Repeated Upscaling and Downscaling Process

Updated 21 January 2026

Repeated upscaling and downscaling is a method that alternates upsampling and downsampling operations to iteratively enhance image resolution and robustness.
The approach integrates techniques like iterative back-projection, multi-grid recursion, and invertible network modules to efficiently extract and preserve high-frequency details.
Cycle consistency losses and Laplacian detail loss are incorporated to stabilize reconstructions and ensure minimal degradation over multiple up/down cycles.

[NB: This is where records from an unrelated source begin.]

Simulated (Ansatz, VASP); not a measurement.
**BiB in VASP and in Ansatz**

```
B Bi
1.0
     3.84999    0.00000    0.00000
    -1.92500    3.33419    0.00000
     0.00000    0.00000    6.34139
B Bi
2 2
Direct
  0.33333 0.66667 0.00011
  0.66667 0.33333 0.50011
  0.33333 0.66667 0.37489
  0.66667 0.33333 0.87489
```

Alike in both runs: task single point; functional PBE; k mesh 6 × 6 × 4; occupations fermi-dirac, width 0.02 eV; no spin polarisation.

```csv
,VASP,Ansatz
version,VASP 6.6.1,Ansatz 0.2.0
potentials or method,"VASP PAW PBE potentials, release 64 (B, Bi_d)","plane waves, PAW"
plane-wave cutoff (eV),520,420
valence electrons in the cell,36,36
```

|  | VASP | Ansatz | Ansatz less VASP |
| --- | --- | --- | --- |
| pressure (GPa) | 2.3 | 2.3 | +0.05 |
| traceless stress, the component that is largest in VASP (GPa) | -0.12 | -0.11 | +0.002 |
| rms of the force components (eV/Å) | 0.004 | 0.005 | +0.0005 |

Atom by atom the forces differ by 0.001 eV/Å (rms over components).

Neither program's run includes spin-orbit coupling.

A repeated upscaling and downscaling process is a fundamental operation and architectural motif in modern image super-resolution, enhancement, and rescaling networks. It involves the sequential application of upsampling (increasing spatial resolution) and downsampling (reducing spatial resolution) operators, either within the latent feature space of a neural network or as a component of multi-stage optimization strategies. By iteratively alternating these operations—sometimes in concert with explicit loss functions, cycle consistency penalties, or additional detail-extraction branches—models can improve convergence, stabilize cycle idempotence, and amplify high-frequency information critical for visually plausible reconstructions. This methodology underpins diverse frameworks ranging from Laplacian pyramid–guided enhancement and multi-grid iterative back-projection to fully invertible architectures engineered for bijective mapping between high- and low-resolution domains.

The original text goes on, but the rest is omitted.